It’s a shame that McGowan didn’t go further, ditch the Legislative Council, and adopt NZ style MMP. This would give regional WA a voice in the same chamber as the minor parties.
Perhaps, but it’s remarkable and praiseworthy that he went this far, and it does enact the full recommendation of the expert committee. Far too often a large majority like this is squandered by a timid or over-cautious leader failing to seize once-in-a-lifetime chances.
“the Daylight Saving Party’s Wilson Tucker would no longer be electable. Preference harvesting enabled Tucker to be elected in this year’s state ballot despite winning only 98 first-preference votes.”
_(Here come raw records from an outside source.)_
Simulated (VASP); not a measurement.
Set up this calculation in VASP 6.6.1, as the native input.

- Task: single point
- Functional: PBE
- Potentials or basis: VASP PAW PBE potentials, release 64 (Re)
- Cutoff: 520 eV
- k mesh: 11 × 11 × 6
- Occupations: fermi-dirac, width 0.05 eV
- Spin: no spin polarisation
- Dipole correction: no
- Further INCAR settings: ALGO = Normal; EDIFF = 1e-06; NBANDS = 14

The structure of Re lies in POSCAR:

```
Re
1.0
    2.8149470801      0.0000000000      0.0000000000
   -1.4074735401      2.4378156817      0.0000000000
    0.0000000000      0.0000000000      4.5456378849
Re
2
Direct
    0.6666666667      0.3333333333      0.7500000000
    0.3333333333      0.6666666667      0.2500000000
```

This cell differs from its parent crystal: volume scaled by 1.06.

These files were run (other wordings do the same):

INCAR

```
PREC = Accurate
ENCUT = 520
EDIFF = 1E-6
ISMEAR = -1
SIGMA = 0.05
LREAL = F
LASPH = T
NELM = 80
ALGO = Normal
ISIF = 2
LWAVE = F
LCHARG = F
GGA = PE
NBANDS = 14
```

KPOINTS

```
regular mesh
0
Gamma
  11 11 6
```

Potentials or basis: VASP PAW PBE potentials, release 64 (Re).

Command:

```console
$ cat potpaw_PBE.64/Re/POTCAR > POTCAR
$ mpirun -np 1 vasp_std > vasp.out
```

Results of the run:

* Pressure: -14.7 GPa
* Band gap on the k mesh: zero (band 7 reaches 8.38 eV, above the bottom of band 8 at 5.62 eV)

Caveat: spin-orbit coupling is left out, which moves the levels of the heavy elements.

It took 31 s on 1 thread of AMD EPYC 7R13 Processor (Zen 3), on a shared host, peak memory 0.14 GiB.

It should be noted that Tucker, to his great credit, voted for these reforms that remove the route he took to enter parliament.
Further, it is unlikely that Wilson Tucker would be elected, but he might still be electable.
The GVT, like Keating’s iniquitous 1984 Line in Senate ballots was, as Antony Green testified at the risible 30 minute Senate Estimates’ committee, an attempt by Machine minders of the right to corral voters who might otherwise be inclined to vote more widely.
I am a reluctant convert to MME, failing D’Hondt but I have yet to see it work for a large electorate.
(My lived experience is of the German ‘double vote’/party ticket which would have given PJK wet dreams.)